The Korea-U.S. Free Trade Agreement will likely be revised after the U.S. administration requested that a Joint Committee meeting be held to deal with issues related to the trade deal, which took effect five years ago. Even before he was elected president, Donald Trump has been negative about the bilateral pact. After his inauguration, he withdrew from the Trans-Pacific Partnership and has been preparing for a revision of the deal with Korea. Trump even used such emotional rhetoric as “terrible” or “the worst” to refer to the deal. At a summit in Washington with President Moon Jae-in last month, Trump told the media that both sides were already reviewing the deal, which was not true at the time.

Fortunately, the United States proposed “amendments” — not a renegotiation — of the trade pact in a letter sent to the Korean government Wednesday. That suggests the Trump administration was not able to find enough reasons to shake the basic frame of the deal. If Uncle Sam denies its most recent bilateral trade pact, it could lose the very trust it earned from its trading with other countries around the world.

The U.S. will focus on easing its deepening trade deficit, particularly by targeting imports from the automobile and steel sectors. Washington is expected to underscore the rapid increase of its trade deficit from $13.2 billion in 2012 to $27.6 billion last year. As it did with Japan in the 1980s, the U.S. also could demand that Korea regulate its exports to the U.S. while expanding its imports from the U.S. Washington will also try to soften the Korean government’s regulation on internet trading given the sensitivity over the location of internet servers for Google as seen in the EU market.

Korea must deal with U.S. complaints objectively and calmly. For cars, for instance, our imports from the United States rose sharply while our exports actually declined over the past five years.

Overall, trade between Korea and the U.S. increased 1.7 percent at a time that global trade decreased. Here’s another pertinent fact. While Korea’s trade surplus with the U.S. doubled, the U.S. services surplus rose to $14.1 billion from $10.9 billion in the same period. Korea’s investment in the U.S. also grew more than 60 percent and helped create jobs in America.

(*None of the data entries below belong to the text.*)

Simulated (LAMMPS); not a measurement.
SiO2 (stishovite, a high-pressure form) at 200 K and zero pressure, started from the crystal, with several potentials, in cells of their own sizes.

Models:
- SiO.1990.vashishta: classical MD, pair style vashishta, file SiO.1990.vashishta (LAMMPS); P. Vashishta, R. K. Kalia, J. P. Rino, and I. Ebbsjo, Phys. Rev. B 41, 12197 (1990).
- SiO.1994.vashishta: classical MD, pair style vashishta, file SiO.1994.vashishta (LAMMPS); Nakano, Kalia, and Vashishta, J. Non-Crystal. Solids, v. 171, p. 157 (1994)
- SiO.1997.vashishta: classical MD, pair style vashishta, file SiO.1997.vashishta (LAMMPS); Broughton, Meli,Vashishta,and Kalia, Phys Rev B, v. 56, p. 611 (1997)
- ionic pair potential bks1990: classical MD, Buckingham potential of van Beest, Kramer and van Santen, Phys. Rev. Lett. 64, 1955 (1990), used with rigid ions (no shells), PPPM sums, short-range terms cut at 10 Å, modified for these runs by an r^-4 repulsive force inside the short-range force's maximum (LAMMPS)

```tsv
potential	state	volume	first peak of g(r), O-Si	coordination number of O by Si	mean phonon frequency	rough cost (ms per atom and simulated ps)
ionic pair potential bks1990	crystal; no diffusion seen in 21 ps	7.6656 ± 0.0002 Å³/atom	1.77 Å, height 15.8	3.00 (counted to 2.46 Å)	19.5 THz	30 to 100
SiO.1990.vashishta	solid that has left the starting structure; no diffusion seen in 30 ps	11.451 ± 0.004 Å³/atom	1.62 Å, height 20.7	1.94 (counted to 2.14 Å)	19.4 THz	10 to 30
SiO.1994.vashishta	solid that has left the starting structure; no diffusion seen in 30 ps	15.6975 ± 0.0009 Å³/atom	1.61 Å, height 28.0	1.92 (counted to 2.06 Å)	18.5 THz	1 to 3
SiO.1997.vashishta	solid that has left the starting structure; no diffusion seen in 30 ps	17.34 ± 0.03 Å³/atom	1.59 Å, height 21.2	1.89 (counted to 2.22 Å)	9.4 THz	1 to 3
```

Korea is a country that pays a big share of the costs of stationing U.S. forces here and purchases a huge amount of weapons from the United States. Seoul can also call for some improvement in the pact in such growing fields as intellectual property, travel and investor-state dispute settlements. Korea needs to highlight the reciprocity of the FTA.

What worries us is that we don’t have a trade representative. Sixty days after the launch of the new government, the post is still empty due to a delay in passing a bill to reorganize the government. We hope opposition parties cooperate with the ruling party to pass the bill as soon as possible.